Bank chairman David Gonski has said interest rates are only one factor in the economy's performance as he urges the Reserve Bank not to cut rates next month.
Speaking at a business lunch in Sydney yesterday, Gonski said that lower oil prices and the falling dollar were already adding stimulus to the economy.
Rates are at a current record low of 2.25% and Gonski hopes the RBA
will "think twice" before cutting rates again, The Australian reports.
“Oil prices are low, interest rates are historically low and the dollar seems to be moving lower anyway,” he said.
“Those are quite conducive to business activity so … I’m not convinced that one should drop interest rates.”
Former Howard government minister and assistant treasurer, Helen Coonan also urged caution, The Australian
reported, saying the last RBA
rate cut in February to 2.25% “hasn’t really done very much” to restore confidence.

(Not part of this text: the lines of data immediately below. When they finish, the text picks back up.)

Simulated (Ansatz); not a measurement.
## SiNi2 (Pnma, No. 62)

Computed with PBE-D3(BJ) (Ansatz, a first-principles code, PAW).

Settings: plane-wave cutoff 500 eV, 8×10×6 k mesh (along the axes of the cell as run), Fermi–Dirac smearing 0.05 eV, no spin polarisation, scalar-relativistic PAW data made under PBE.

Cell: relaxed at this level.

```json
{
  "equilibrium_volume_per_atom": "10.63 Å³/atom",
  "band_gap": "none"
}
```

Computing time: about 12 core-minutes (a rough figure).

AMP chairman Simon Mckeon also told the lunch that the
big issue was businesses holding back, and not because “the cost of money is high, because it’s not”, but due to the uncertainty on the future landscape and opportunities.
“I think business is quite timid actually making those decisions … for the longer term,” he said.
“I’m not sure what’s actually required, obviously not just further lowering of interest rates. I agree with Helen that it’s not had a huge impact in recent times.”